NEW YORK — A glutted primary and barren secondary has the municipal market looking weaker Wednesday morning, but not markedly so.
There has been no great selloff, leaving muni yields still almost prohibitively low. And even though investors have a lot of cash to put to work, industry pros say, they’re still selective about paper and prices.
And this week there has been a lot of paper around.
“There’s a lot of primary to digest so Street trades are hard to come by,” a trader in New York said. “There are a few sellers, which is surprising, because Street supply is pretty huge right now.”
The new deals this week are finding homes, but at five- to 10-basis point concessions, traders say. “Supply is getting absorbed, but has to be cheap,” the trader said. “Deals that are priced ‘fairly’ are going a bit poor.”
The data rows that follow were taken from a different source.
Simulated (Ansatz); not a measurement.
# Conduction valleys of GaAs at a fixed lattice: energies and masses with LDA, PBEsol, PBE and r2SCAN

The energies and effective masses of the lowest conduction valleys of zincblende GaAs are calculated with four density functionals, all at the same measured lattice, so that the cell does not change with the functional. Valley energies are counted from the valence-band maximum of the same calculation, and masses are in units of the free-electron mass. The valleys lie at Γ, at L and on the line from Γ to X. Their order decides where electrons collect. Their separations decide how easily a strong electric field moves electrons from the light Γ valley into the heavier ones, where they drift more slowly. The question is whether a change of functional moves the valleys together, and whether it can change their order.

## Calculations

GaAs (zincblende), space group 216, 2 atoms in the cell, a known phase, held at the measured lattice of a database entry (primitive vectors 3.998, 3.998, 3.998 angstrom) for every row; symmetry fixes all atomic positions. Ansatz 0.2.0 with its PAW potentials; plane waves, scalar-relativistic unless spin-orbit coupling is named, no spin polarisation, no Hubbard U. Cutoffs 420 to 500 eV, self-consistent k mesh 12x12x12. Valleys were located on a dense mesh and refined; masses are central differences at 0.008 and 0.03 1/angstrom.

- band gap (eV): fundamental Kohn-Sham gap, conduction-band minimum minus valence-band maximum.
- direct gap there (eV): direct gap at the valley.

By press time, the Municipal Market Data tax-exempt yields scale had yet to be updated. By Tuesday’s close, yields out to three years were two basis points higher, but were unchanged at the four- and five-year marks.
Bonds maturing from six to eight years on the yield curve rose one to three basis points. Yields nine years and beyond were up four or five basis points.
The benchmark 10-year triple-A yield and the 30-year yield each closed Tuesday five basis points higher, at 1.83% and 3.14%, respectively. The two-year yield rose two basis points to 0.33%, after 24 straight trading sessions at 0.31%.
Treasury yields started Wednesday’s session mostly stronger. The benchmark 10-year Treasury yield has dropped three basis points to 1.75%.
The 30-year yield, which jumped six basis points on Tuesday, has fallen back three basis points so far to 2.84%. The two-year yield has hovered at 0.31%.
An early close is recommended Friday ahead of the Memorial Day holiday, so traders likely regard this week as a shortened one. The industry still anticipates a solid uptick in primary issuance. Muni volume estimates hold that $9.19 billion will reach the market, compared with $6.83 billion that turned up last week.
The stock market indexes opened the day all down about 0.80%. The Dow Jones Industrial Average has fallen about 108 points from Tuesday’s close.
In economic news, the Commerce Department reported Wednesday that sales of new single-family houses increased 3.3% to a seasonally adjusted annual rate of 343,000 in April. The upwardly revised March rate of 332,000 was originally reported as 328,000.
The April rate came in above the 335,000 median annual rate projected by economists polled by Thomson Reuters. And the April rate landed 9.9% above the April 2011 level of 312,000.